Currently, Rumpus appear a secure yet vivacious band on the cusp of major success. After all, they've just been reviewed in Rocksound. They've played together as a band for long enough to develop a tight live show. They've also met enough people in the music industry to understand how to maintain their integrity. Having their own practise space out in Attercliffe has really helped too: no more shifting around the equipment. "We used to practise in one of those £15 for three hours places," Dave says. "But we can go anytime now - we've got more material on the go." They no longer live together and didn't find the experience particularly helpful creatively. "When you see each other at practise and at home, you start to think 'not you two again'" admits Danny.

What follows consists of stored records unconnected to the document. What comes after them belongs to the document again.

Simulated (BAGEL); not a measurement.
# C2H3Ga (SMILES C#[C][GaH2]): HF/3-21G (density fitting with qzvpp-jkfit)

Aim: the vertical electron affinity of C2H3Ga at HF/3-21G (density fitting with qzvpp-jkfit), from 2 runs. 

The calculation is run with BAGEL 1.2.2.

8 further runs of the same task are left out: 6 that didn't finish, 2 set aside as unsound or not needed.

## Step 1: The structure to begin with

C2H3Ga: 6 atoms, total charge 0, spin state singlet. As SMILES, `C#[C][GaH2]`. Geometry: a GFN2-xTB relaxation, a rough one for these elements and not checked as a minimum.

Rumpus' debut album, Ball of Snakes, is now available from independent Sheffield outlets and through the band's website at a bargainous mid-price. Around 200 people turned up for their pre-album launch at the Grapes. Most copies were sold that night, before the record's release. Local label South by So What are also responsible for putting out albums by acts including This Floating World and Fake Ideal, and were a natural choice for Ball of Snakes.
"It was mutual," Ian says. " We'd recorded an album and they were putting stuff out." The band also admires the nurturing attitude of South By So What, who don't interfere with any creative decisions. "If we'd got a bigger record deal it could have been ruined," says Danny. "We're not a conventional rock band and want to hang onto that. A major label would want to file down the edges." And it's those edges which make Rumpus such an interesting and excitingly exceptional band.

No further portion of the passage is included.